I have been facing this issue intermittently, once in 2 weeks. As I observed, each time this issue occurs, all are due to activity Id 26. I see activity id 26 got completed successfully. Not sure why decision task is failing with the activity which got completed successfully.
"eventTimestamp": 1500668941.164,
"eventType": "WorkflowExecutionFailed
",
"eventId": 866, "workflowExecutionFailedEventAttributes":
"details":
"java.lang.IllegalArgumentException:Unknown DecisionId
[type=ACTIVITY, id=26].
The possible causes arenon-deterministic workflow definition
code orincompatible change
in the workflow definition.at: com.amazonaws.services.simpleworkflow.flow.worker.DecisionsHelper.getDecision(DecisionsHelper.java:613)
com.amazonaws.services.simpleworkflow.flow.worker.DecisionsHelper.handleActivityTaskScheduled(DecisionsHelper.java:171)
at: com.amazonaws.services.simpleworkflow.flow.worker.AsyncDecider.processEvent(AsyncDecider.java:267) com.amazonaws.services.simpleworkflow.flow.worker.AsyncDecider.decide(AsyncDecider.java:515)
at: com.amazonaws.services.simpleworkflow.flow.worker.AsyncDecisionTaskHandler.handleDecisionTask(AsyncDecisionTaskHandler.java:50)
at com.amazonaws.services.simpleworkflow.flow.worker.DecisionTaskPoller.pollAndProcessSingleTask(DecisionTaskPoller.java:201)
at com.amazonaws.services.simpleworkflow.flow.worker.GenericWorker$PollServiceTask.run(GenericWorker.java:94)java.util.concurrent.ThreadPoolExecutor.runWorker(ThreadPoolExecutor.java:1142)
at java.util.concurrent.ThreadPoolExecutor$Worker.run(ThreadPoolExecutor.java:617)
at java.lang.Thread.run(Thread.java:745)","decisionTaskCompletedEventId": 865,
"reason": "Unknown DecisionId
[type=ACTIVITY, id=26].
The possible causes arenon-deterministic workflow definition
code or incompatible change in the workflow definition."
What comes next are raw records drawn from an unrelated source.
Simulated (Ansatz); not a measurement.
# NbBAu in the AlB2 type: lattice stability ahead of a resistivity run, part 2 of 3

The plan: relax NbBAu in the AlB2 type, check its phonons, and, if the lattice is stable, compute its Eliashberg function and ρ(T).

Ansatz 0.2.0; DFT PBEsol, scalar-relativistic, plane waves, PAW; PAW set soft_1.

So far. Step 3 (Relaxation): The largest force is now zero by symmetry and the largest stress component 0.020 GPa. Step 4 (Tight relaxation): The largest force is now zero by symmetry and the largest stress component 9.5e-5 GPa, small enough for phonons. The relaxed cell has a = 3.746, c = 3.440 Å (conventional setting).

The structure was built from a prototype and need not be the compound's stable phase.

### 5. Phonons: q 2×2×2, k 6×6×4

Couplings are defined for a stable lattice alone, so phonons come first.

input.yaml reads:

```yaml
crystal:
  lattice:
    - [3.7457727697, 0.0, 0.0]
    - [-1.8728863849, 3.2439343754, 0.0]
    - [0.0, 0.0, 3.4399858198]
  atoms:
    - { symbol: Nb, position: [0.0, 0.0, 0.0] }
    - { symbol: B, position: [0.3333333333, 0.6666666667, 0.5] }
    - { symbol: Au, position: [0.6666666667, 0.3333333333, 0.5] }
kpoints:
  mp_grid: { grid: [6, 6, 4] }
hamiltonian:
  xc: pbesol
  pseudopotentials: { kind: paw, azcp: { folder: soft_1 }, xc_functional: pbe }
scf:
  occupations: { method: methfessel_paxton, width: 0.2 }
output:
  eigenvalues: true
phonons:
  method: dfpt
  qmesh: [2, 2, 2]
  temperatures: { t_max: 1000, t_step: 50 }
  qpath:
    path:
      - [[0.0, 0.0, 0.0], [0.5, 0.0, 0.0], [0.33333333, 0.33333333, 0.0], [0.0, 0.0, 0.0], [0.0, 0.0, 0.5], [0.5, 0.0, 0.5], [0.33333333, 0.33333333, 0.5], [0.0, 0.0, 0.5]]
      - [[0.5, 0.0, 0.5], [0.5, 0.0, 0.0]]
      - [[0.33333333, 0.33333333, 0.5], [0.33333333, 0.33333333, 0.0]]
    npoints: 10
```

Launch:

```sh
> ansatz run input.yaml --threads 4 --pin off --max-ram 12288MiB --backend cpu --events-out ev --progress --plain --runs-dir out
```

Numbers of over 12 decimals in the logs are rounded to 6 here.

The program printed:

Any help would be appreciated.
AWS Flow Framework uses replay to reconstruct the workflow state. It requires that workflow code is deterministic. I.e. it gets exactly into the same state when a history is replayed. There are multiple ways to break determinism. The most common is workflow code (or configuration) change while some workflows are running or using system time instead of Clock object provided by the framework. Do you do any time calculations or have you changed your workflow code recently?
See Making Changes to Decider Code: Versioning and Feature Flags for various ways of updating workflow code without breaking running workflows.